The rubbish bin does need to be fixed to the vehicle to prevent the garbage from flying all over the place when you are in motion. A simple strap to hold the bin in place and upright will do the trick! The bin must also have a lid.
A fixed or portable toilet is required and must have 3L (3qt) of waste storage per person. The new rules state that you must be able to use the toilet with the bed down and have some elbow room.
Related Read: If you’re looking to hire a mortorhome in New Zealand here are the best companies and what you should know before you go.
Steps to Hooking Up Your Sink for Self-Contained Certification
Step 1: Secure your sink and fresh/grey water tanks
Part of the requirements for getting self-contained in New Zealand is having your tanks securely fitted so they don’t move around while driving and having a fixed sink.
If you have a fresh and grey water fixed tank that can’t be removed then this isn’t an issue, however, if you plan to use portable tanks then you must have a way of temporarily fixing the tanks while you’re in your campervan.
I did this in my campervan by building a wooden frame around the sides and using elastic straps. However, there are no set rules to this and you can do this however you want.
The sink must be permanently installed. I did this by cutting a hole in my kitchen bench (countertop) and gluing it in.
Step 2: Hook up the grey water tank to the sink
For your grey water tank, you will need to run a waste pipe from the bottom of the sink to the grey water tank. This must be watertight and must have a water trap.

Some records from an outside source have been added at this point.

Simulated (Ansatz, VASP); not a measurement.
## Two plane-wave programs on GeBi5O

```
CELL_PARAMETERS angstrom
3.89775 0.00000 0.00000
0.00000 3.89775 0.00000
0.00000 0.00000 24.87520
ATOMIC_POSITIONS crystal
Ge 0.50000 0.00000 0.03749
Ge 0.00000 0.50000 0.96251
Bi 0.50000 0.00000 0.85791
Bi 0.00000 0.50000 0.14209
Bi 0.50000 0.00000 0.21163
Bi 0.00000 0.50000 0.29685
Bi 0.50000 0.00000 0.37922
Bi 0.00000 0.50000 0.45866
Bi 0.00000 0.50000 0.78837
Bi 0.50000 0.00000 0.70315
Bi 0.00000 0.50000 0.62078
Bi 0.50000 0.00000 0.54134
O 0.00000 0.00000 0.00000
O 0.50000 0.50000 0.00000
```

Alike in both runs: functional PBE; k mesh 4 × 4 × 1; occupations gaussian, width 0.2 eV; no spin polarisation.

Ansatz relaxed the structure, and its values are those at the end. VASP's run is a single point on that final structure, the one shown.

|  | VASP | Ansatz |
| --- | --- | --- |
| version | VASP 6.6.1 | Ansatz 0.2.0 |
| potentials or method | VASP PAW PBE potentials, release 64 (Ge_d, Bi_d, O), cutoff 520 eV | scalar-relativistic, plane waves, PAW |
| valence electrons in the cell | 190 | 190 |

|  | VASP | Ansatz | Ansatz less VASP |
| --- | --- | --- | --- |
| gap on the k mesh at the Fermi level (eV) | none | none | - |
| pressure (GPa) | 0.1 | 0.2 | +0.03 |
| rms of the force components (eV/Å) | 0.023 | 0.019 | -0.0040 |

The rules around the size of the hose state that it must be no smaller than 18mm (.7in) if the hose is less than 3m (9.84), and 25mm (.98in) if it’s over 3m (9.84). For my setup, I only needed an 18mm (.7in) hose.
To connect the waste pipe to the grey water tank I drilled a hole in the tank and then glued in a plastic fitting that the hose could be hose clamped to.
The tank must also have a vent no smaller than 12mm (.47in) in diameter that is connected to a hose that terminates outside the vehicle. This hose must travel higher than the waterline of the sink before exiting the vehicle. The below diagram explains this.
I bought my vents from Burnesco and they cost me $12 ($12.99 in 2022) each. These vents require you to simply drill a hole in your tank and push them in.
Step 3: Hook up freshwater
To hook up the fresh water tap you need to buy a hose that will connect to the fitting on your tap. Once you have this hose, drill a hole the same size in your freshwater tank. Then, run your hose from the bottom of the tank through the hole you drilled and up to the tap. You should be able to use hose clamps to connect this part to the tap.
In your freshwater tank, you should also have a vent. Install this the same way as the greywater vent but you do not need the extra hose connected to the vent to exit the vehicle.
Important Guidelines about Getting Self-Contained in New Zealand
One of the most helpful guides I found on the internet was this APCNZ guideline book for getting self-contained. If you are specifically converting a small van (like I was) then you can read the whole book, but page 14 is the most specific to the smaller van conversions.
Another helpful guide is this New Zealand government regulation handbook. This is the same as the guide above, however, I found it is written in a more confusing way.
Where to Buy Your Equipment?
Bunnings or Mitre 10 – These hardware stores are great for most of your hoses, glues, hose clamps, and fittings. However, I could not get the food-grade hose from them.
Burnsco – These guys are motorhome hardware suppliers in New Zealand. They have the right size vents and food-grade hoses for your fresh water. I also got my sink and pump tap from them. If there is a Burnsco near you go see them and they can help you out a lot when it comes to getting certified. Otherwise, you can order things online and get them shipped right to you!
Repco – I got my water tanks from them. I only used them as I was in Queenstown and they were delivered for free to my house. You could, of course, get these tanks at Burnsco or Bunnings too.
Related Read: What’s it really like living in a van? Here’s the pros and cons about vanlife.
Cost of Equipment and Self-Contained Certification in NZ
Certificate – This cost me $150 but you can get it much cheaper. I was in Wanaka and there is only one guy who does it there, so he charges what he wants.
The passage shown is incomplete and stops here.